July’s Producer Price Index (PPI) came out below economists’ forecasts, rising by 0.1% month-over-month and 2.2% year-over-year. Oppenheimer chief investment strategist John Stoltzfus joins Morning Brief to break down the state of the market (^DJI, ^IXIC, ^GSPC) and discuss how July’s inflation print could weigh on the Federal Reserve’s interest rate decision in September.
"When we look at this, it’s positive for equities. It releases some of the dark sentiment that had gripped it over the course of the start of this month. We can’t help but think that this gives the Federal Reserve opportunity to begin cutting rates," Stoltzfus says. He anticipates 25-basis-point cuts to occur in September and after the election in November.
As the market faced intense volatility last week, Stoltzfus explains "turbulence is always potential for the market."
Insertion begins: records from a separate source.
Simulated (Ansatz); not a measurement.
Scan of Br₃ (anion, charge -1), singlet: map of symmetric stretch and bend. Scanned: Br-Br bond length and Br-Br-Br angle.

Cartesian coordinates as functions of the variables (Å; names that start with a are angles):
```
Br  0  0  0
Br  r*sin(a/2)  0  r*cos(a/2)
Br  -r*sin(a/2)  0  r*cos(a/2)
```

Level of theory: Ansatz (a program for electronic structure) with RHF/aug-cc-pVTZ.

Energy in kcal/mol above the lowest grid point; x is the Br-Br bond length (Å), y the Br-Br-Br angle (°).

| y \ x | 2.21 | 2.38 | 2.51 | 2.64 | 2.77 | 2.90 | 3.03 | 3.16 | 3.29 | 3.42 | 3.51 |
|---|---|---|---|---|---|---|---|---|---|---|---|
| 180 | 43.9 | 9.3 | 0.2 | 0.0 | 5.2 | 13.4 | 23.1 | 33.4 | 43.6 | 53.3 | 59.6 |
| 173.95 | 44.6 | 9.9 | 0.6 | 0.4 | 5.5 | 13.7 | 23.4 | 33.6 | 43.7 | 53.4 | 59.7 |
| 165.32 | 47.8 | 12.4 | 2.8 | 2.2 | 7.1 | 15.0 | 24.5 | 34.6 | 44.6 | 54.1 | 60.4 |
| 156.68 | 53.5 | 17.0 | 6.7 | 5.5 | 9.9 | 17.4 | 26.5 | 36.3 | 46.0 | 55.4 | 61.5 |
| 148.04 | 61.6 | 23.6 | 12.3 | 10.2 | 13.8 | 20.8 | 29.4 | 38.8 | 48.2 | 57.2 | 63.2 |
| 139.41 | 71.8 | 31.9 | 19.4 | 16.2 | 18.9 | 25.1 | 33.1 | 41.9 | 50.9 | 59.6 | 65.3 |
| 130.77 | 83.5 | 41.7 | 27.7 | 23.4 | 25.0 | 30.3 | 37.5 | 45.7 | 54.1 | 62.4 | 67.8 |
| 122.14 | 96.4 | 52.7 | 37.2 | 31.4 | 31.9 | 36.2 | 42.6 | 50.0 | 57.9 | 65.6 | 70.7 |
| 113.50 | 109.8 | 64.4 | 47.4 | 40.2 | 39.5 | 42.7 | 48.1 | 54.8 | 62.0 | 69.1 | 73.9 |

"Any time bear skeptics or nervous investors sense that there’s a catalyst out there to take some profits, bits of bull market, without FOMO, they’re going to take it. And everybody jumps on the drama," Stoltzfus tells Yahoo Finance. He notes that volatility could present opportunities to buy low and further diversify your portfolio. In addition, he explains that volatility during the end of a Fed funds hike cycle is "not abnormal," and does not signal the start of a recession.